Skip to content

School of Geography and the Environment

University of Oxford
School of Geography and the Environment

 School of Geography and the Environment

Professor David S.G. Thomas

Academic Profile

David Thomas is a geomorphologist by training and pursues research interests in arid environmental systems, Quaternary climate and environmental change, and contemporary and future climate change and development. He was elected Professor of Geography and a Professorial Fellow of Hertford College in 2004. He gained his BA, Cert.Ed. and D.Phil. at Oxford (1977-84). In the intervening years he progressed from Lecturer to Professor of Geography (1994) at the University of Sheffield, where he was also director of The Sheffield Centre for International Drylands Research. He holds or has held a number of senior positions within the research community including Vice President of the Royal Geographical Society (2002-5) and Chair of the British Geomorphological Research Group (2002-3). He has sat on Royal Society and Geological Society committees and is a Director of the CHANGES (Carbon, Hydrology and Global Environmental Systems) research collaborative funded by UNESCO, ICSU, IUGS, and IGCP. He is currently leader of IGCP project 500 (Dryland change, past present future), Geography and Earth Sciences editor of the Journal of Arid Environments and is on the editorial book of a number of other journals and book series. His books include the highly acclaimed The Kalahari Environment (CUP, 1991, with Paul Shaw), and Desertification: Exploding the Myth, (Wiley, 1994, with Nick Middleton).
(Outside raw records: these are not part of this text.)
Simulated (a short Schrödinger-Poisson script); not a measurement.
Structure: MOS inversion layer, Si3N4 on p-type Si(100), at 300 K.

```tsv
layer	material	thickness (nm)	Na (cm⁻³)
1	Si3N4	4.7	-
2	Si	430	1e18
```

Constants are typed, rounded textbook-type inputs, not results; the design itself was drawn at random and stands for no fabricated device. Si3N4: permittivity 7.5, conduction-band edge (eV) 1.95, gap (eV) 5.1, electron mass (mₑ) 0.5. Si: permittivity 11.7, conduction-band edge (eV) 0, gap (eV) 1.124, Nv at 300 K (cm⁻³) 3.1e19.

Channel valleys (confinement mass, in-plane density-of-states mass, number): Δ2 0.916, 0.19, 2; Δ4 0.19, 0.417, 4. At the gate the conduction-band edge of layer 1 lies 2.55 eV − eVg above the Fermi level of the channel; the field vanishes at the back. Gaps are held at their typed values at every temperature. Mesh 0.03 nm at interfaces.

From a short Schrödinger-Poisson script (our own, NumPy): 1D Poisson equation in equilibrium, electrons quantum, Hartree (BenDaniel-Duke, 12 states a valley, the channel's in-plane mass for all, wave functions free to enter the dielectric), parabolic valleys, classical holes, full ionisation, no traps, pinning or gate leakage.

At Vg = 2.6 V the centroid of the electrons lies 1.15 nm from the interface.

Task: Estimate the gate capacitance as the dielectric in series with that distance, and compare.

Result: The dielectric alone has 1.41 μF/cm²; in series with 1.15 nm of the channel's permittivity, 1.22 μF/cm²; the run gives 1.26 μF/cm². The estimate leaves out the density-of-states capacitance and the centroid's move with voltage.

To date David has been principal or co-investigator on research grants totally over £6 million, funded from sources including UK research councils, (NERC, ESRC), the Royal Society, Leverhulme Trust, and other agencies and charities. He has authored over 80 articles in peer-reviewed journals. He co-authored both editions of the World Atlas of Desertification (Edward Arnold, 1992 and 1997, with Nick Middleton), and is editor of Arid Zone Geomorphology (Wiley 1997), the leading textbook on dryland geomorphology, for which a third edition is now in preparation. In 2000 he joined Andrew Goudie to edit the third edition of The Dictionary of Physical geography (Blackwell).

His research interests have generated working links with scientists in many countries, with links to South Africa, Botswana, Namibia Mozambique and the United Arab Emirates particularly active at present. His activities have been recognised by the award of an Honorary Professorship at the University of Cape Town (2006) and in 2005 the first Oman-Thesiger Research Fellowship of the Royal Geographical Society.

He has given numerous plenary and key note addresses at major international conferences, including at The International Geographical Union Congress, Durban (2002), the 16th INQUA Congress, Reno (2003), the the Southern African Quaternary Association (SASQUA) Conference Bloemfontein (2005), the 2nd Southern Deserts Conference, Arica, Chile (2005) and at the first South African National Climate Change Conference, Midrand (2005), and at the 'Desertification and the international policy imperative' conference, organised by the United Nations, in Algiers (2006).

He supervised 18 PhDs to successful completion at Sheffield, has supervised 4 completed doctorates at Oxford and is currently supervisor of 9 D.Phil. students.

He is a member of the Geography and Environmental Studies sub-panel (H-32) for the 2008 UK Research Assessment Exercise.

He is currently organising the 3rd Southern Deserts Conference - Kalahari 2008 to be held in South Africa from the 16th-19th September 2008.

Current Research

Dave Thomas's current research interests are in the areas of dryland environments, climate and environmental change, placing particular emphasis on the value of rigorous fieldwork, backed up with appropriate laboratory, analytical and modelling methods. Many field seasons have been spent working on Quaternary environmental change and aeolian process questions in and around the margins of deserts in Africa and other continents. This contributed to a growing awareness of the power of modern environmental changes, especially those linked to human actions, an interest that in recent years has expanded to include collaborative research with social scientists.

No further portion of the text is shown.